This effusive sharing sparked a strong sensitivity for wonderment which drew me
to music (something that saved me, continues to save me) + lead in turn to Johannes
Vermeer
’s paintings, Andrei Tarkovsky’s oneiric long takes, William Eggleston’s impeccable dye transfers + Francesca Woodman gothic self-portraiture.

(Other artists to whose work I perennially return? Chris Burden, Duane Michals,
Rackstraw Downes, Ana Medieta, Peter Hujar, Kelli Connell, Aino Kannisto + Allison
Barnes
.)

The enormity of experiencing beauty has always seemed a profound responsibility—as if in seeing there is a duty to labor in whatever way one is able to give something
back for what one have so undeservingly received.

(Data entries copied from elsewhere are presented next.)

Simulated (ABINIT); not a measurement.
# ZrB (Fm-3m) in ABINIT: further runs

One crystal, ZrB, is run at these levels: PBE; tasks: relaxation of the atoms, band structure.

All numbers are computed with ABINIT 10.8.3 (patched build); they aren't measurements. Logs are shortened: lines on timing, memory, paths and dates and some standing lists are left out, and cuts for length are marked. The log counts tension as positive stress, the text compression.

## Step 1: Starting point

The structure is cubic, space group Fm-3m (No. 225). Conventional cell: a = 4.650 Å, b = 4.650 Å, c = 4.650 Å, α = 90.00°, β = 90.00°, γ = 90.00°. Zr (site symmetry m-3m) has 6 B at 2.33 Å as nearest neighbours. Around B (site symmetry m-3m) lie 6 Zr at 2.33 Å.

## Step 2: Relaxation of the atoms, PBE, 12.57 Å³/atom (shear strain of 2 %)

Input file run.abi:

My own art making process begins with the identification of a “visual problem” +
fits the form of a question*—e.g. How might a single, static frame imply a narrative
arc?
(This question maneuvered me from cinematography to fine art photography.)


Any rendering of a person in an environment suggests narrative potential insofar
as the viewer asks who the figure is (characterization) + how she came to be in this particular scene (causation) + what she is doing there (context).

This introduces a second, more complicated conceptual problem. Given that photographing people is a minefield of political + ethical quandaries, how does one depict
identity, gender + sexuality while actively thwarting the art historical, dominant (hetero-partiarchal) gaze?

The only means I have found to ameliorate this is to conceptualize my photography as collaborative . I seek out + work with artists—sharing my questions with
them, asking each to bring their ideas + personal sensibilities to the proceedings.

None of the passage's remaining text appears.